Citing the United Kingdom as an example of “the mother of all unitary states”, Dr. JW states: “If there is a referendum in Scotland and it decides to go away, England is not going to stop it. The Westminster Parliament is supreme. There is an MOU which binds the government of the UK and the devolved units” (Ibid). The notion of Dr. JW is that England is not going to stop Scotland from going away if Scotland decides to do so at a referendum would first need the consent of the UK Parliament, because of its supremacy as admitted by Dr. JW, and secondly, that because of this supremacy, a Bill passed by the Parliament of Scotland to hold a referendum is subordinate to the Parliament in UK. The provisions of the Scottish Act of 1998 and the MOU between the UK Parliament and devolved units do not permit such arbitrary and unilateral actions as alluded to by Dr. JW. Therefore, it cannot be taken for granted that England is not going to stop Scotland from going away because of the implications of such an act would have on the territorial formation of the United Kingdom. Furthermore, it is not possible to predict what the UK Parliament would do because relationships between the UK Parliament and the devolved units could undergo drastic transformations following Brexit.

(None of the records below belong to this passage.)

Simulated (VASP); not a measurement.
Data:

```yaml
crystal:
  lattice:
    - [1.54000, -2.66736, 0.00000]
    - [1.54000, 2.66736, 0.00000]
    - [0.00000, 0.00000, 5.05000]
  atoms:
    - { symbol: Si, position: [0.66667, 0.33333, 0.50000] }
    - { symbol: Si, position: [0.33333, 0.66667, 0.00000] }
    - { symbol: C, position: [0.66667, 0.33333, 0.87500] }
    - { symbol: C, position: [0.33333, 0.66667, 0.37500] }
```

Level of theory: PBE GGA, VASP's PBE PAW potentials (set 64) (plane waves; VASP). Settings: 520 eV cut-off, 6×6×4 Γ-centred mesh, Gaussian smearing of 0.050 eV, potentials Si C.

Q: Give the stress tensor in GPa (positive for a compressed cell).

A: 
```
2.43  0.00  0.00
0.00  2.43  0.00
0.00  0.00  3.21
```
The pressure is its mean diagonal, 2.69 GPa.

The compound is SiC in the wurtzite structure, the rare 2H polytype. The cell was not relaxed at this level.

The Rt. Hon. Dominic Grieve QC, Attorney General of UK, during the course of a speech delivered to BPP Law School on October 25, 2012 stated: “There is no more critical distinction in the constitutional law of the United Kingdom than that between, on the one hand, laws made by the sovereign parliament (which the Parliament of the United Kingdom is) and laws made by a body to which decision making powers have been delegated by law, which is not sovereign. Lord Hope’s judgment draws the distinction with great care. He said:


“The Scottish Parliament does not enjoy the sovereignty of the Crown in Parliament that as Lord Bingham said in Jackson is the bedrock of the British constitution. Sovereignty remains with the United Kingdom Parliament. The Scottish Parliament’s power to legislate is not unconstrained. It cannot make or unmake any law it wishes.”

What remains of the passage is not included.